CURTAINS for WHOM
Most of my love ‘em or leave ‘em posts are dedicated to common grammatical errors that I’d hate to see gain enough traction to become “right”.
That is, I’d choose to leave ‘em. . .
But occasionally, I must profess my love for a few of these improper rogues.
Case in point: the comfy who vs. the highfalutin’ and snootin’ whom.
I’m guilty of using who instead of whom 100% of the time. There is not one instance that I can ever recall saying the word whom in my 42 years on this planet. And I probably haven’t written it since my college entry essay back in 1988.
The rule for who/m is logical enough. Who and whom are relative pronouns – they relate to the subject and the direct object. Bob (subject) saw Mary (object). He saw her. In the question “Who saw her?”, who relates to the subject (Bob). In the question “Whom did Bob see?”, whom relates to the object (her). Who saw whom? Bob saw Mary.
To complicate matters further, it’s technically incorrect to end a sentence with a preposition, so “Who are you giving that apple to?” should really be “To whom are you giving that apple?” But really, who would ever say that?

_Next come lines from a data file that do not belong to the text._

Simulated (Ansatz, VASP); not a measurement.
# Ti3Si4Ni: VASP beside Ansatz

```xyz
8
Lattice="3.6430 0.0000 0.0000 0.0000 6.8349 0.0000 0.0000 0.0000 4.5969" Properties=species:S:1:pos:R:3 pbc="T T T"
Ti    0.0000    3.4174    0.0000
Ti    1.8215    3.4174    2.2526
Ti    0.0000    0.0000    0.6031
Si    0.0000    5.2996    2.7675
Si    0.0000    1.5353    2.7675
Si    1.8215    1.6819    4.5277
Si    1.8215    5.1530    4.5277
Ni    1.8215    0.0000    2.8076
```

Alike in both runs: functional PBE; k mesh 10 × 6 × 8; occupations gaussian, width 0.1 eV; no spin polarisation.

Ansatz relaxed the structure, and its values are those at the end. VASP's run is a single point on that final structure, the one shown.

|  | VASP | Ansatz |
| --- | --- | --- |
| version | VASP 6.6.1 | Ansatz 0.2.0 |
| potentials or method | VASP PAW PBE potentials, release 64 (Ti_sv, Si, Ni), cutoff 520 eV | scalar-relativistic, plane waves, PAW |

Jiminy Cricket, it’s confusing – and no surprise that whom has declined in general usage. At this point no one under the age of eighty can utter the word without sounding like:
- a pompous ass, or
- faux British aristocracy
You’re not likely to hear “Excuse me, driver, to whom should I pay my bus fare?” the next time you experience public transit.
Faux pompous asses aside, I predict whom will be obsolete by 2030, and we will cling nostalgic to a few iconic phrases reminding us of those bygone days. Certainly no one will re-title Papa’s masterpiece. And whom would dare alter the old standby “To Whom it May Concern”?
Do you use whom? Love it or leave it?